Calais ‘Jungle’ empties as demolition crew move in

Migrants gather around a bonfire to warm up in the “Jungle” migrant camp in Calais, northern France, on Monday at sunset during the full evacuation of the Calais “Jungle” camp, in Calais, northern France.French authorities began moving thousands of people out of the notorious Calais Jungle on Monday before demolishing the camp that has served as a launchpad for attempts to sneak into Britain. AFP photo

Workers were set to begin demolishing the notorious Calais “Jungle” camp yesterday as a second batch of migrants boarded buses under a massive operation to clear the squalid settlement, reports AFP.
More than 1,900 left the slum on Monday, ahead of work to tear down the makeshift shelters and eateries in the camp that has become a symbol of Europe’s refugee crisis.
Some 400 youngsters are being provisionally housed in shipping containers in a part of the Jungle where families had been living, Interior Minister Bernard Cazeneuve said Monday.
An estimated 6,000-8,000 people, mainly Afghans, Sudanese and Eritreans, have been living in dire conditions in one of Europe’s largest shantytowns in the hope of sneaking into Britain. Early Tuesday, scores of minors awaited their turn to be interviewed by French and British officials.
Among them was Alaa, a 17-year-old from Iraq’s second city Mosul, who said he fled his country with his 25-year-old brother when the Islamic State group launched its offensive into northern Iraq in 2014.

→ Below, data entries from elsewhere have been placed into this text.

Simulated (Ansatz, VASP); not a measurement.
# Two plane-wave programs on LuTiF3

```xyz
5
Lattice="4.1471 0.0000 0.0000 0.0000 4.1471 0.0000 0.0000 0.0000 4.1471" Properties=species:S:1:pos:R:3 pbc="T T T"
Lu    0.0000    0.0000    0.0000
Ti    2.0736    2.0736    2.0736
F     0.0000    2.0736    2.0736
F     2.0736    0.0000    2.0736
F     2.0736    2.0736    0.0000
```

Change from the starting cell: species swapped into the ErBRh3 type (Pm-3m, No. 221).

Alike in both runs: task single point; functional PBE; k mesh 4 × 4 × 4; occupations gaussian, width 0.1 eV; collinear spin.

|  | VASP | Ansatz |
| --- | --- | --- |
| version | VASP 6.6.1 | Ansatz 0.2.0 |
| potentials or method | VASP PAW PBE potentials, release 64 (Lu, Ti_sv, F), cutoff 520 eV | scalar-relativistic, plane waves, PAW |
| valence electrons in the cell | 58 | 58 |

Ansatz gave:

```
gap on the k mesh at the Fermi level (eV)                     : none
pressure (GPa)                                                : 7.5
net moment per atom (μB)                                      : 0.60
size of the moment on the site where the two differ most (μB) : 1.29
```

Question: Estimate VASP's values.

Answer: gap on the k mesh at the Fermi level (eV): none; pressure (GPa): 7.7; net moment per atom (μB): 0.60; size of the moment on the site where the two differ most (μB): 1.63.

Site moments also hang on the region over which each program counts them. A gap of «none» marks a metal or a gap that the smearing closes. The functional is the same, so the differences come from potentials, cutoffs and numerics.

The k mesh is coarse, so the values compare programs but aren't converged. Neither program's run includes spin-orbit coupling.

“We had no choice but to flee,” he said. “If they want to kill you they kill you.”
But life in the Jungle has been “really horrible,” he said. “I had my phone stolen, I was beaten, I was threatened.”
His brother managed to sneak into Britain and join an uncle there, but Alaa stayed back because “it was far too frightening and dangerous.”
Cazeneuve said all unaccompanied minors “with proven family links in Great Britain” would eventually be transferred across the Channel.
‘We’re doing their work’
Britain has taken in nearly 200 teenagers over the past week, but the transfers were on hold Monday.
British interior minister Amber Rudd said London was contributing up to £36 million (40 million euros, $44 million) towards the operation to clear the camp.
The head of France’s refugee agency, Pascal Brice, had harsh words for Britain’s role on Tuesday. “We’re doing their work for them,” he said on French radio, reiterating calls for Britain to take in the Jungle’s minors.
Britain and France signed the so-called Le Touquet accord, which effectively moved Britain’s border with France to the French side of the Channel, in 2003.
Christian Salome, head of the Auberge des Migrants (Migrants’ Hostel) charity, said the transfer process was “working well” but he feared around 2,000 people “still want to reach England.” The French interior ministry dismissed that figure as exaggerated.